Deeds can be complex and a word such as 'lease' may have a variety of meanings. In deeds of lease and release it is a method of conveyance, but other leases can be mortgages or simply tenancy agreements.
Bundles of deeds have been used for various archaeological reports as a means of examining a site history as far back as the early seventeenth century. When used in a systematic manner, the details contained in deeds provide a series of fixed points that can be expanded using other sources to repopulate entire streets or areas of the town.
In the Ipswich Borough records, properties can be traced back to the medieval period because, from as early as 1294, transcripts of deeds of burgage tenements were enrolled in recognizance rolls. The recognizance rolls continued through to 1425. Later enrolments from 1438 were contained in the ‘Dogget’ Rolls and Petty Court Books 1601-1843. The problem for a researcher is that until 1733, many of the records were written in Latin. A calendar of the earlier recognizance rolls has been published by Martin (1973).
Vincent Redstone (1853-1941) was a schoolmaster at Woodbridge Grammar School from 1880 until his retirement in 1921 and also acted as the archivist for Ipswich Borough Council. He had sufficient time to translate and transcribe nearly all of Ipswich’s early borough records then in the care of the borough. There are two sets of the 25 volumes of his transcriptions. The transcriptions given in the set on open access on the shelves of the record office are not as full as those in the set of his transcriptions held in the Library reserve collection (ref. 942.64 Ips/Stack). Not all the notebooks are fully indexed and the transcripts of the earlier material are in Latin.The books contain copies of his articles that were published in the East Anglian Daily Times.
The recognizance rolls and other borough records from as early as 1284 contain extracts from medieval wills and Redstone published a list of the early wills in the Proceedings of the Suffolk Institute in 1915. A transcript of Nathaniel Bacon’s 'The Annals of Ipswiche. The Lawes Customes and Governmt … of that Towne... 1654' was published in 1884 (Richardson).
Bacon (1593-1660) was the former Recorder and Town Clerk of Ipswich. Bacon’s aim was to “recollect those auncient memorialls remaining in scattered writings and records whereof noe recollection hath been formerly made and therby lay buried up as it were in a heape of rubbish”. Bacon had access to certain records (1431-1481) that have since been lost. The original published edition lacks an index but there is a separate bound typescript index available at the record office.

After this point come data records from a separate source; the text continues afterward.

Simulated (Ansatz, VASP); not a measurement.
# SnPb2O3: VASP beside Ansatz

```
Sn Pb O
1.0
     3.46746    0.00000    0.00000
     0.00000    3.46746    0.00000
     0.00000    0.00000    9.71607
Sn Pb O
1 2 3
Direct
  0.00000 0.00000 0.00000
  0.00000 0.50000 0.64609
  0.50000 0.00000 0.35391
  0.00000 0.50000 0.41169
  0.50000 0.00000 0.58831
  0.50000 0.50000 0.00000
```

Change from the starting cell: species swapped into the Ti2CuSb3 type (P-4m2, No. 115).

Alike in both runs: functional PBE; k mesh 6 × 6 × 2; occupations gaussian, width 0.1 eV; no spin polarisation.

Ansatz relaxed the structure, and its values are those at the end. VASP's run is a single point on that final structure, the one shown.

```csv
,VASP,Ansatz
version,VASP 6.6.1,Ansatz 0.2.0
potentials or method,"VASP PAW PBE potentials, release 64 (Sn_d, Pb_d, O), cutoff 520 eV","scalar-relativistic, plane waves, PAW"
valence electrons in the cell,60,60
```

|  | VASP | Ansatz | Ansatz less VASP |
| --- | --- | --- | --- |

Common Soil, Foreshore Grants and Petty Rentals.
The right or licence of Ipswich’s burgesses to “build in the King’s waste places in the town, and to receive the farms and profits arising from them for their own use” was noted in the Patent rolls as early 1340 and in the borough’s Portmanmote Rolls there are references to some pieces of common soil upon the ramparts had been leased in 1303. Such grants could only be made once the original common use or function had ceased to be relevant. The size of each piece varies and the deeds and later rentals include measurements that can be used to identify some of the plots on the later maps.
The grants of foreshore and grants of common soil formed part of the same series, but it appears that they were later separated during a legal dispute over the foreshore. The rents arising from both grants appear in the petty rentals. Most of the rentals apart from that of 1542 are written in Latin. Some were transcribed by Redstone. The rentals of 1499, 1542 and 1570 have full descriptions of the parcels of land but that detail is missing from the later rentals of 1637 and 1672. The 1637 rental does mention public houses when their signs were placed on common soil (ref. C/3/3/4/1-3 & 7). In addition to the rentals there is a survey of the borough’s lands dated 1569 (ref. HD117/1). The grants themselves where they have survived are listed in full in the catalogue of the borough’s archives. Some grants made in the mid-fifteenth century were listed in Bacon’s Annals (Richardson).
There are Rate books for nearly all of Ipswich’s historic parishes. A number survive from 1572 onwards.
The reason for this is the ‘Act for Paving of the Town of Ipswich’ 1571 (13 Elizabeth I, c. 24). The title of the act obscures its additional purpose which was to regulate the appointment of ministers as the act ordered “The Bailiffs of Ipswich and Portmen there, the Churchwardens, and four of every parish shall have authority to tax upon every house, ground and tenement, free or copy, situate with the several parishes of Ipswich reasonable sums of Money to be yearly paid, as well toward the finding of a convenient stipendiary minister within every parish, as for the Reparation of the Churches there”.
Because the borough had responsibilities for the collection of rates, many of the early lists 1574 – 1651 are in a single volume (ref. C/3/2/2/2). Most of the lists are lacking in details beyond naming individuals and the amount they paid.
On folios 326v – 346v there is an undated tax list for the entire town c.1574. The list begins with the parish of St Margaret’s and is unusual in that it contains some subheadings. The list begins with Richard Waller’s garden ‘next Pountney Lane’ and then ‘Edmond Wythypoll esquire for the late dissolved Priory of Christchurch’ and then the subheadings ‘Tankard Strete’ with 11 properties, Baldwyns Lane 4 properties, ‘Carrystrete’ 40 properties beginning with ‘Mr Harbotle for his house’, ‘Warwroke Strete’ 2 properties, ‘St Margaret Strete’ 35 properties, ‘The Soame Strete’ 30 properties and finally ‘Brokestrete’ with 32 properties.
An early rate list for St Matthew’s is contained in the parish book 1572 – 1756 (ref. FB95/A2/1). The first document in this volume is the parish accounts dated 24 October 1574 that includes references to St George’s Lane and the site of the Chapel Yard. On folio 155 there is a taxation for the parish ‘according to the statute of 27 February 1572’, a further reference to the Paving Act.
Occasionally the rate lists will identify a known property such as a public house, but their greatest use is tracing the ownership of a property when the owner is mentioned in deeds back to when they are first mentioned in the rate lists. The rate lists occasionally make reference to the previous owner or it may be obvious that the property has passed to a new owner through inheritance.